Developing the ‘Music Machine’
The design of the music machine took shape gradually. Bill made a pipe from balsa wood and connected it to a valve box, also of balsa, with a key to open and close the valve against the spring load of an elastic band. The air pump was made from scrap materials in the form of a traditional bellows. The air reservoir was a black plastic bin liner, inflated by the pump and squeezed gently to create pressure. The resulting sound, while hardly impressive, encouraged Bill to make several more pipes, each with its own valve box and operating key, joined together with flexible hose. He soon learned what every wind instrument maker already knows — the importance of preventing air leaks. After a few minutes of energetic pumping, to try and keep up with the leakage rate, this first attempt at a music machine failed when the air pump broke down; but not before it had managed to play a rudimentary tune.
The next steps were to make a ‘double-acting’ air pump that would give a smoother output; and to reduce air leakage and increase the scope for melody and harmony by adding more pipes. A local organ builder advised Bill about some basic aspects of pipe design and construction. Components from Cleghorn Waring’s stock-in-trade came in handy — including marine toilet valve housings, lightweight flexible hose and push-fit plastic pipework. The manufacturers of these products generously supplied them for the project free of charge. Everyday items including bicycle wheel spokes, paper clips, small springs, copper wire, table tennis balls, plasticised cotton fabric and a lot of nuts, bolts, screws and glue also featured in the construction.
Jeremy and Bill showed the prototype ‘music machine’ to Mary Hewitson (head teacher) and Mike Edwards (technology co-ordinator) at St Thomas More Catholic JMI School in Letchworth Garden City. They were visibly bemused at first sight by the odd machine, but they warmed to its possibilities and agreed to take part in the pilot stage of the project. The award of a substantial Arts & Business grant enabled specialist help to be recruited to manufacture wooden components and to deliver technological and musical aspects of the project to schools.
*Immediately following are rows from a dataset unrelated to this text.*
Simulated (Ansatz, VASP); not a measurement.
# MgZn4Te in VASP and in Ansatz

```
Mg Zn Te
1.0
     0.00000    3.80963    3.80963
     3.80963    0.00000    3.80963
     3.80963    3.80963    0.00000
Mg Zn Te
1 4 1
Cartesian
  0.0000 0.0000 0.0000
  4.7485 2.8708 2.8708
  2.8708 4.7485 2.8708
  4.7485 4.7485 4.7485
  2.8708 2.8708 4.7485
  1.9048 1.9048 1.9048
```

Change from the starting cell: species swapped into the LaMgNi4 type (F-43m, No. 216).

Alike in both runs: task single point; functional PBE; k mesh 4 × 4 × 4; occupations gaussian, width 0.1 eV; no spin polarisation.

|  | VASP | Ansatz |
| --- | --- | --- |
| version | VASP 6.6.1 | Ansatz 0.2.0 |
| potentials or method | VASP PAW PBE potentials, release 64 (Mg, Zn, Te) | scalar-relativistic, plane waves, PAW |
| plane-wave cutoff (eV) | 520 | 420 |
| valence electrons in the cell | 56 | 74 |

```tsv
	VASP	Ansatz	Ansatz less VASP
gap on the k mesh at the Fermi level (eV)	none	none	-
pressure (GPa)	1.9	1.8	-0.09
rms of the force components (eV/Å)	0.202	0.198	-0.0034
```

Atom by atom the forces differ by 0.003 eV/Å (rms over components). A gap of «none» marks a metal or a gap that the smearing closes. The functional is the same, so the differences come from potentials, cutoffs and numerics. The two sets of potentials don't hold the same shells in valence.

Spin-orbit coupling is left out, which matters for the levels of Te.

Thank you also for a wonderful day. Even my knowledge of physics has improved! The children had a really super time and I will endeavour to pass on work.
After Bill overheard colleagues at work talking about ‘Bill’s organ’, a respectable name for the machine began to seem important. Hence WOOFYT (Wooden One-octave Organ For Young Technologists) – subsequently registered as a UK Trade Mark.
While balsa wood pipes and valve boxes were convenient for prototypes, it was clear that they would not last long in young and eager hands. Plywood — robust, stable, and not too expensive — would be preferable. In David Osborn of Woodturners, Baldock, Hertfordshire, the project found a precision woodworker who shared Bill’s enthusiasm. David turned Bill’s pipe and valve box designs into accurately dimensioned plywood components to be assembed into ‘organ’ pipes, valve boxes and the air pump.
Delivering the WOOFYT project – combining multi-disciplinary skills
More than half of Cleghorn Waring’s workshop and office staff of 30 helped to assemble five complete WOOFYTs in the summer of 2003 — one as Bill’s testbed and the others for the year-5 class in each of the four Letchworth primary schools that signed up for the project.
For half a term the pupils learned to assemble, play and dismantle their WOOFYTs, which they also drew and painted and wrote about. Jeremy and the team of musicians he assembled ran half-day workshop sessions, augmented by the Hertfordshire branch of Setpoint (a nationwide organisation whose volunteer ‘ambassadors’ create and run science and technology projects for schools).
The project culminated in an event (‘concert’ was hardly the right word for it) held in Letchworth’s Plinston Hall in October 2003 at which the children from all four schools played their WOOFYTs together on the stage, to an audience of family, friends, Cleghorn Waring’s staff and invited guests.
And after that…
In 2005 Bill retired and moved to Easingwold, North Yorkshire. Jeremy has continued to take the WOOFYT into concert halls, cathedrals, churches, schools, colleges, festivals and community centres in the UK and Ireland, bringing to children – and adults too – a novel musical experience that engages their attention and tests their capacity for teamwork.
Bill & Jeremy continue to develop the WOOFYT, to try and keep the project fresh and interesting to those who encounter it.